From 76e2c497f75ab8086158b533ddb65145eec24492 Mon Sep 17 00:00:00 2001
From: James Betker <jbetker@gmail.com>
Date: Thu, 9 Sep 2021 23:34:56 -0600
Subject: [PATCH] Improvements to splitter

---
 codes/models/spleeter/separator.py            |  2 +-
 .../spleeter_split_voice_and_background_2.py  | 27 ++++++++++---------
 2 files changed, 15 insertions(+), 14 deletions(-)

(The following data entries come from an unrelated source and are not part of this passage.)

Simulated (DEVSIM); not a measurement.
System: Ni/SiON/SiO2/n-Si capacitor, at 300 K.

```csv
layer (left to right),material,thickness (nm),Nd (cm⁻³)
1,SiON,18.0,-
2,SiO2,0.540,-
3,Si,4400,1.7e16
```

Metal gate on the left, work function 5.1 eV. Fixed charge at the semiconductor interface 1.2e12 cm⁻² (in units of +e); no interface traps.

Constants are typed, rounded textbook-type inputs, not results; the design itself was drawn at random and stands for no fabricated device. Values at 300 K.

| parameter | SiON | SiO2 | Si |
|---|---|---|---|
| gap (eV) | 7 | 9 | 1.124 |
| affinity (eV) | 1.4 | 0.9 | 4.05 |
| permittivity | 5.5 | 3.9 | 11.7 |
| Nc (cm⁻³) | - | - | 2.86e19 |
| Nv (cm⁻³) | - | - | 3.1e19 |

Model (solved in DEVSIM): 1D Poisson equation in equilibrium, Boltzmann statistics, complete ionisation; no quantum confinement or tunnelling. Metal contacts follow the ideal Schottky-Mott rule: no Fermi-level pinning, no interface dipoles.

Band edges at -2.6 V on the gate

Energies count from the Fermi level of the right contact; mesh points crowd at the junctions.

diff --git a/codes/models/spleeter/separator.py b/codes/models/spleeter/separator.py
index ceafd17f..bda3e25e 100644
--- a/codes/models/spleeter/separator.py
+++ b/codes/models/spleeter/separator.py
@@ -29,4 +29,4 @@ class Separator:
         return {
             'vocals': res[0].cpu().numpy(),
             'accompaniment': res[1].cpu().numpy()
-        }
\ No newline at end of file
+        }
diff --git a/codes/scripts/audio/preparation/spleeter_split_voice_and_background_2.py b/codes/scripts/audio/preparation/spleeter_split_voice_and_background_2.py
index a647d405..2e101e33 100644
--- a/codes/scripts/audio/preparation/spleeter_split_voice_and_background_2.py
+++ b/codes/scripts/audio/preparation/spleeter_split_voice_and_background_2.py
@@ -14,6 +14,7 @@ def main():
     src_dir = 'F:\\split\\podcast-dump0'
     output_dir = 'F:\\tmp\\out'
     output_dir_bg = 'F:\\tmp\\bg'
+    output_dir_reject = 'F:\\tmp\\rejected'
     output_sample_rate=22050
     batch_size=24
 
@@ -28,34 +29,34 @@ def main():
 
         sep = separator.separate(waves)
         for j in range(sep['vocals'].shape[0]):
-            vocals = sep['vocals'][j]
-            bg = sep['accompaniment'][j]
-            vmax = np.abs(vocals).mean()
-            bmax = np.abs(bg).mean()
+            wave = waves[j].cpu().numpy()[:durations[j]]
+            vocals = sep['vocals'][j][:durations[j]]
+            bg = sep['accompaniment'][j][:durations[j]]
+            vmax = np.abs(vocals[output_sample_rate:-output_sample_rate]).mean()
+            bmax = np.abs(bg[output_sample_rate:-output_sample_rate]).mean()
 
             # Only output to the "good" sample dir if the ratio of background noise to vocal noise is high enough.
             ratio = vmax / (bmax+.0000001)
-            if ratio >= 25:  # These values were derived empirically
+            if ratio >= 4:  # These values were derived empirically
                 od = output_dir
-                out_sound = waves[j].cpu().numpy()
-            elif ratio <= 1:
+                out_sound = wave
+            elif ratio <= 2:
                 od = output_dir_bg
                 out_sound = bg
             else:
-                continue
+                print(f"Reject {paths[j]}: {ratio}")
+                od = output_dir_reject
+                out_sound = wave
 
             # Strip out channels.
             if len(out_sound.shape) > 1:
                 out_sound = out_sound[:, 0]  # Just use the first channel.
-            # Resize to true duration
-            out_sound = out_sound[:durations[j]]
 
             # Compile an output path.
             path = paths[j]
-            reld = os.path.relpath(os.path.dirname(path), src_dir)
+            reld = str(os.path.relpath(os.path.dirname(path), src_dir)).strip()
             os.makedirs(os.path.join(od, reld), exist_ok=True)
-            relp = os.path.relpath(path, src_dir)
-            output_path = os.path.join(od, relp)
+            output_path = os.path.join(od, reld, os.path.basename(path))
 
             wavfile.write(output_path, output_sample_rate, out_sound)